The first piece of mechanism devised for this purpose was the 'Hydraulic Engine' of Joy and Holt,—afterwards David Joy, of Middlesborough. This consists of a cylinder similar to that of an ordinary steam-engine, but deriving its motion from the pressure of a column of water, admitted alternately to the top and bottom of the piston. Engines of this kind are attached to the organs at the Town Hall, Leeds; the parish church, Leeds; Rochester Cathedral; the Temple Church, etc., etc.

The 'Liverpool Water Meter,' as patented by the late Mr. Thomas Duncan, and made by Messrs. Forrester & Co., of Liverpool, consists of two cylinders, with pistons and slotted piston-rods working a short crank-shaft. There is an engine of this kind, also, at the Temple Church.

Gas Engines are also used for blowing organs. There is a large one in daily operation at York Cathedral, another at Salisbury Cathedral, and another at the Normal College for the Blind, Upper Norwood.

Among the most notable organs recently erected by English organ-builders maybe mentioned those in St. Paul's Cathedral, Albert Hall, and Alexandra Palace, by Willis; in Christ Church, Westminster Road, Newington parish church, and St. Peter's, Eaton Square, by Lewis & Co.; in the City Temple, and the Temple Church (rebuilt), by Forster & Andrews; in the Cathedrals at Manchester and Worcester, and at St. Andrew's Holborn, by Mr. T. Hill; at the Oratory, Brompton, by Messrs. Bishop & Starr; at St. Peter's Church, Manchester, by Messrs. Jardine & Co.; at 'The Hall,' Regent's Park, by Messrs. Bryceson & Co.; and in St. Pancras Church, and St. Lawrence Jewry, by Gray & Davison; etc., etc.

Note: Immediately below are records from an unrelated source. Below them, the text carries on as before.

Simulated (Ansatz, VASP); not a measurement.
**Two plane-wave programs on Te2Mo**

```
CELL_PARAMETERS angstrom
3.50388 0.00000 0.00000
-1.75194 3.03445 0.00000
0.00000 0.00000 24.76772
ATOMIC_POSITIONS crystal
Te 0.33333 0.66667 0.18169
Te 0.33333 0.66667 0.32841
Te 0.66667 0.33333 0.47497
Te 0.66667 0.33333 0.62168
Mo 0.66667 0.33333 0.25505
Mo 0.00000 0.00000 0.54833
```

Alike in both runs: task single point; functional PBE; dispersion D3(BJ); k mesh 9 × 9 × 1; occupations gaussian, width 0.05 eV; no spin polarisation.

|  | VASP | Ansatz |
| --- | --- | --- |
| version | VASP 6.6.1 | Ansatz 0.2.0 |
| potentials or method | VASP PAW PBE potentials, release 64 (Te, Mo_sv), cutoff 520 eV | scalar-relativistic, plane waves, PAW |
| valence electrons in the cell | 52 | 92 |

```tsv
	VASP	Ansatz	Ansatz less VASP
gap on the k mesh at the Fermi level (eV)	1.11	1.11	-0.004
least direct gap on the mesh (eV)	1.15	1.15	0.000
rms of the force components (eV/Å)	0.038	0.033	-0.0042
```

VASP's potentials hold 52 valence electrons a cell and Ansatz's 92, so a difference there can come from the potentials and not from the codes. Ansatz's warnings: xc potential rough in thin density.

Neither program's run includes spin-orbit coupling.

The eminent French builders, Cavaillé-Coll & Co. have erected some favourable examples of their work in the Town Halls of Manchester and Sheffield, etc.; while the excellent firm of Schulze & Co has constructed fine organs in the parish church at Doncaster and at St. Mary's, South Shields.—This account would be incomplete were we to omit to mention that Messrs. E. & G. Hook, and Jardine & Son, of New York, and others, have enriched a vast number of the churches and other buildings in America with fine modern specimens of organs of their construction; and that a very fine example by Messrs. Walcker & Son, of Ludwigsburg, was imported in 1863, and erected in the Boston Music Hall, United States, where it gave an impetus to the art in that enterprising country.

The following works have been consulted in the preparation of this article.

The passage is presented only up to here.